If you've read this far, let me reward you with a judgment, lacking, of course the authority or prodigious consideration of Judge Chin's decision. Whatever the outcome, the original settlement and its revisions remain a landmark in the dizzying transformation of information from the traditional means of delivery of printed material to today's increasingly digital options. Why? Because Google originally argued that it had the right, which it declared was a public service, to digitize everything without regard to paying the content creators of copyrighted material. Once Google conceded that was not the case in the 2008 agreement, that particular contention was resolved.

In certain respects, however, technology and commerce have overtaken the original dispute. Digitized books can be programmed so that they cannot be copied or printed more than once, which limits the notion of a free-for-all in which authors and publishers lose control of the material. Many books in the public domain (the vast majority of works that have been digitized) are increasingly available from a variety of sources, which reduces Google's omnipotence. Given the extraordinary growth in the use of eBook reading devices (which were barely a factor when the lawsuits against Google were originally filed), the interests of authors and publishers have shifted to getting a fair share of revenues rather than the prospect of receiving no revenues at all.

For all these changes though, there are still a number of major issues to be played out, and having a legal accord in place that provides guidelines for dealing with them would be a considerable asset.

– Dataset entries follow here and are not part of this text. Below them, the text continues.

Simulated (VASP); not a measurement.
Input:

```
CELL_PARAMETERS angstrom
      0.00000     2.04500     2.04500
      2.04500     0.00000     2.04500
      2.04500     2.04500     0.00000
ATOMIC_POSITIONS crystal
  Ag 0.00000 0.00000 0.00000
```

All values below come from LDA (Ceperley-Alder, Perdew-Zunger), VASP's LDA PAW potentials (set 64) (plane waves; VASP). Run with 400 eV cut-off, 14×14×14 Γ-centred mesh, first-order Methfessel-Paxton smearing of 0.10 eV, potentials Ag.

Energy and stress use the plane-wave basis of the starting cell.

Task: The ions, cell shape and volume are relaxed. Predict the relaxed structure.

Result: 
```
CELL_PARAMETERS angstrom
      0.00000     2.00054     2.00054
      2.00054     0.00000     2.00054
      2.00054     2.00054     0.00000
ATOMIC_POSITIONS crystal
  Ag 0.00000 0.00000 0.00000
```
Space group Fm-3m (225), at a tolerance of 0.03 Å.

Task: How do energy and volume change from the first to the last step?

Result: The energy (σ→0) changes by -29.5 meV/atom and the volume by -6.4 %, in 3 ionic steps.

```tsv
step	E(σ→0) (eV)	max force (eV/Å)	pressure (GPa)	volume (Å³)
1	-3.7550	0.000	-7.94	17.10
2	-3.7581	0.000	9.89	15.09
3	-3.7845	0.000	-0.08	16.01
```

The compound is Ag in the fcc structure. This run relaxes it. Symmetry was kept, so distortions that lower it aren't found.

  • The unauthorized copying of books -- piracy -- is a continuing problem, although it doesn't seem to reach the levels that undermined the music business and still challenge the movie industry, especially in places like China.
  • Books that remain under copyright but are no longer available in print should be widely accessible as eBooks, and their authors should receive royalties for their use; this is a major objective of the agreement.
  • Google, Amazon, Apple, Microsoft, and other technology companies have become increasingly powerful in the commercial arena, and they have used their leverage to set the terms of distribution in ways that always benefit their interests. Content creators and consumers need to remain constantly alert, resisting the corporate bullying that accompanies success.
  • Still unsettled are the revenue split between authors and digital distributors such as Kindle and iBooks. There has been considerable progress on that score, but the Authors Guild, in particular, continues to be concerned that the lower prices of digital books on e-readers will mean less money to writers, even if publishers are no longer paying for paper, shipping, and reserving for returns of unsold inventory.
  • Finally, there is the role of libraries. Robert Darnton, the uber-librarian of Harvard and perhaps the country's leading specialist in the history of books, caused a stir last fall when he called for the creation of a National Digital Library. "Simple as it sounds," he wrote, " the question is extraordinarily complex... the technological difficulties of designing it, the legal obstacles to getting it off the ground, the financial costs on constructing and maintaining it, and the political problems of mobilizing support for it." Nonetheless, Darnton urges consideration of the concept of connecting all digital material into a single resource. A vast, university-based library would be a nonprofit alternative to the proposed Google-run universe, which Darnton has always argued would inevitably succumb to the temptations of business profit. My quick check with authors groups and publishers confirms Darnton's sense that achieving his vision, for all its virtues, would make the Google book settlement look easy.

Whatever ultimately happens in Authors Guild et al.v. Google, the future of digital publishing is a dynamic process that no one, not even Judge Chin, who has been studying the issues in briefs and arguments since 2008, can really forecast. But it would certainly be helpful to know what the learned judge thinks, once he has made up his mind.